We are running a KVM node which is crashing irregularly showing a very strange behaviour. The interesting thing is that we already had this problem with another node which crashed every 1-2 weeks. As we could not find a hardware issue, we began to migrate the VMs to a new node. About one week after we had migrated 50% of the VMs, the new node crashed while the "old" one is running fine since then (uptime 3 weeks, we have not seen such a great uptime for months).
When a node crashes, we sometimes see these strange things on the Supermicro IPMI:
We also saw:
- "No signal" like the server has been powered off (of course it was not, and it was also never shown as powered off on the IPMI main page)
- The normal login screen or other normal output from the server, but freezed
What we never saw was a kernel panic or at least some messages in the logs before the crash, there is complete silence until suddenly the lights go out.
As the problem "moved" from one server to another (a brand-new machine), there are only a few options left in my opinion:
- A specific VM is causing the issue
- Kernel bug
- Hardware issue regarding our setup
More information about the machines:
- CentOS 7 with latest kernel (3.10.0-514.2.2.el7.x86_64)
- Supermicro Case with redundant power supplies
- Supermicro X10DRi / X10DRWi with latest BIOS version
- Intel Xeon E5-2630 v3 / v4
- 512 GB DDR4 ECC RAM (Samsung Server RAM)
- 145 VMs running (RAM and CPU far away from being saturated, also thanks to KSM)

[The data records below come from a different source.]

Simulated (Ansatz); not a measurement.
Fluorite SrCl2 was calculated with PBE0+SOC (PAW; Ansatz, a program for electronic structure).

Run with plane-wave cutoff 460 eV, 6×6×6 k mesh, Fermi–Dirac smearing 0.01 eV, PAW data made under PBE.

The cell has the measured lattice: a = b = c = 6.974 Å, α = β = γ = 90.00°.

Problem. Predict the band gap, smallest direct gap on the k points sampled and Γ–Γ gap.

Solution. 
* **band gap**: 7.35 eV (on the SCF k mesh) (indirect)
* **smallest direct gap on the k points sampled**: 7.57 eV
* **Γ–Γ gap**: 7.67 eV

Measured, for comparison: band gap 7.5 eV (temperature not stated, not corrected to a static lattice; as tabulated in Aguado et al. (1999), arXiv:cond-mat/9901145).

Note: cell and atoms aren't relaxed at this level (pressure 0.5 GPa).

- Software RAID-10 with 8 / 16 SSDs
Has anyone seen this behaviour or can say something about the strange "messages" on the console? I have never seen something like this and even do not know how I should describe this for a Google search. At the moment we have no very good idea what should be done next as it could be everything.
Thanks in advance!
This might be a CPU bug. Intel published an errata about this problem and they also provide a microcode update for the E5 v3/v4 CPUs (datecode 20170707). CentOS 7.4 already has a newer microcode version 0xb000021 (in CentOS 7.3 it was 0xb00001e). It may help to exchange the microcode or upgrade to 7.4. I also had a lot of trouble with this system freezes. I exchanged the mainboard (X10DRi), RAM, CPU and powersupply without success. I can't say for sure if this is the solution, because I do not have enough uptime since I updated the microcode. Supermicro still does not provide an updated BIOS with the current Intel microcode. You may get an unofficial prerelease from your distributor for the X10DRI.
A short update on this: After upgrading to the newest LTS kernel (4.4.39) the server is stable. Uptime 19 days now, so I think we got it. Although we do not really know the root cause, we think the CentOS 7 kernel (3.10) might be too old for some very modern hardware. As we can not deliver a helpful error message (like a kernel panic in the best case), we decided to not report this to the CentOS developers.